Mastering Airflow Variables

What happens if multiple data pipelines need to interact with the same API endpoint? Would you really have to declare this endpoint in every pipeline? In case this endpoint changes in the near future, you will have to update its value in every single file.

Airflow variables are simple yet valuable constructs, used to prevent redundant declarations across multiple DAGs. They are simply objects consisting of a key and a JSON serializable value, stored in Airflow’s metadata database.

And what if your code uses tokens or other type of secrets? Hardcoding them in plain-text doesn’t seem to be a secure approach. Beyond reducing repetition, Airflow variables also aid in managing sensitive information. With six different ways to define variables in Airflow, selecting the appropriate method is crucial for ensuring security and portability.

An often overlooked aspect is the impact that variable retrieval has on Airflow performance. It can potentially strain the metadata database with requests, every time the Scheduler parses the DAG files (defaults to thirty seconds).

It’s fairly easy to fall into this trap, unless you understand how the Scheduler parses DAGs and how Variables are retrieved from the database.
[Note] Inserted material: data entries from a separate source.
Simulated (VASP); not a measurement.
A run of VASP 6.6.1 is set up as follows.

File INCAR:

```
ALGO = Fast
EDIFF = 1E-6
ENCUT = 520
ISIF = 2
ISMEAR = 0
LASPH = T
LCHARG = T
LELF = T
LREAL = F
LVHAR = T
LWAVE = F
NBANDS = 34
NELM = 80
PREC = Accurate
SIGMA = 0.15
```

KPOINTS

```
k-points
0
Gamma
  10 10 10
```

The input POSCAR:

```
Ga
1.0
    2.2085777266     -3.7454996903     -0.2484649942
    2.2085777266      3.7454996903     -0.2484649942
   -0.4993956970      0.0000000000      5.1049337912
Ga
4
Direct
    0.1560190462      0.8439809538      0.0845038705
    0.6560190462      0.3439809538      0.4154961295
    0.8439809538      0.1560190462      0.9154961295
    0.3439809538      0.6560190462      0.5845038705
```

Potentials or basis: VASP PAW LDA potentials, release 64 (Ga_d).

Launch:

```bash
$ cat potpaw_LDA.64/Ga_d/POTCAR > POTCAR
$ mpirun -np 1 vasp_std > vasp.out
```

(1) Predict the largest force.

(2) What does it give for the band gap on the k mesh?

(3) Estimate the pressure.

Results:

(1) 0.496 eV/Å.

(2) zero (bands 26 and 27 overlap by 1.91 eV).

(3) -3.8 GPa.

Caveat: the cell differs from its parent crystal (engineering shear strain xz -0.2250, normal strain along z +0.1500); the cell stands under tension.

Defining Airflow Variables

Before getting into the discussion of how Variables are fetched from the metastore and what best practices to apply in order to optimise DAGs , it’s important to get the basics right. For now, let’s just focus on how we can actually declare variables in Airflow.

As mentioned already, there are several different ways to declare variables in Airflow. Some of them turn out to be more secure and portable than others, so let’s examine all and try to understand their pros and cons.

1. Creating a variable from the User Interface

In this first approach, we are going to create a variable through the User Interface. From the top menu select Admin → Variables → +

Creating a new variable from the User Interface - Source: Author — Creating a new variable from the User Interface – Source: Author

Once you enter the key and value, click Save to create it. The variable should now be visible in the Variables’ List. By default, variables created on the UI are automatically stored on the metadata database.

List of Variables on Airflow UI - Source: Author — List of Variables on Airflow UI – Source: Author

Notice how the value of the Variable is shown in plain text. If you are looking into storing sensitive information in one of your Airflow Variables, then the UI approach may not be the most suitable.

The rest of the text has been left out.